Scrape Sensor - Local file - Hass.io

e1miran · April 4, 2018, 8:39pm

I’m trying to use scrape sensor for a html resource that is local. The reason is that I’d like to scrape text from a page that is behind a login. I’m able to log into that page and grab the source code and save that as a html text file. I’ve placed it in my www/ folder within config/ and was hoping to scrape it from there.

In the browser I can bring up the page using the url https://[redacted].duckdns.org:8123/local/file.html - no problem. But it does not work in HA. The log shows “Error fetching data from https://…”. It’s not an issue with an incorrect CSS selector, because I then created a test sensor to scrape the current version # from the HA website and it worked. But when I took that source code and housed it locally, I again got the error. So how can I scrape a local webpage?

lolouk44 · April 5, 2018, 10:57am

Can you share some of your code?

e1miran · April 5, 2018, 1:06pm

This works:

  - platform: scrape
    resource: https://www.home-assistant.io
    name: Release
    select: ".current-version h1"
    value_template: '{{ value.split(":")[1] }}'

If I take the source code HTML from https://www.home-assistant.io and save it to a file named hass.html in the /www folder in my hassio /config directory, I can successfully browse the following url in a web browser:

https://[REDACTED].duckdns.org/local/hass.html

However, if I try to use that same url with the scrape sensor component (like below), I get an error saying the the data cannot be fetched.

  - platform: scrape
    resource: https://[REDACTED].duckdns.org/local/hass.html
    name: Release
    select: ".current-version h1"
    value_template: '{{ value.split(":")[1] }}'

The above is only an example, for my actual use-case I will not be scraping the home-assistant.io website. This is just to illustrate that it works with the page served externally, but not internally. If I can’t can’t get the scrape component to work, I may try using a python script instead.

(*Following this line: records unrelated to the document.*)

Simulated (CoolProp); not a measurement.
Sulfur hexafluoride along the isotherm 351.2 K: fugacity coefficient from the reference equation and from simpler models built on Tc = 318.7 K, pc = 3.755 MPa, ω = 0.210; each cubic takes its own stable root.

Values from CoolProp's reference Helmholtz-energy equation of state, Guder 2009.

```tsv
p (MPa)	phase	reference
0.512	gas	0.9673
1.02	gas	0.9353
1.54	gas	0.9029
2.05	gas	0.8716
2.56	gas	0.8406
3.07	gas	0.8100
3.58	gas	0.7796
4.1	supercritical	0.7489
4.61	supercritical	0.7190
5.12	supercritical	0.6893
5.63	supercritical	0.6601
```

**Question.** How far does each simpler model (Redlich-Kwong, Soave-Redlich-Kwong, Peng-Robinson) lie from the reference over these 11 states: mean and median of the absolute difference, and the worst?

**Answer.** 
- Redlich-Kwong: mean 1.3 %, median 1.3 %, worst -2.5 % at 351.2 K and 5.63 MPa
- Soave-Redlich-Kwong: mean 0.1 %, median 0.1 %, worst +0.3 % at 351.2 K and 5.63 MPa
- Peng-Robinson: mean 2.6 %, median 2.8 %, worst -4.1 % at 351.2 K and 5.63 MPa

lolouk44 · April 5, 2018, 1:28pm

Hum I wonder if this is because you in effect have the page rendeder trying t to read what it’s rendering, so there may be a “safety” function to avoid infinite loops…

What if you host the page outside of HA’s config directory, does that work? (Not sure which OS, but if on Linux you’ll need something like Apache).

cryptelli · October 3, 2018, 8:02am

I’m also experiencing difficulties when trying to scrape data from a local resource. The partial error which @e1miran included in his OP was probably identical to the one I receive below:

Error fetching data: <PreparedRequest [GET]> from http://xxx.xxx.xx.xxx:xxxxx/ failed with HTTPConnectionPool(host='xxx.xxx.xx.xxx', port=xxxxx): Max retries exceeded with url: / (Caused by NewConnectionError('<urllib3.connection.HTTPConnection object at 0x7f0f60bd5b38>: Failed to establish a new connection: [Errno 111] Connection refused',))

The port seems to be causing the issue since it works fine without. Any suggestions?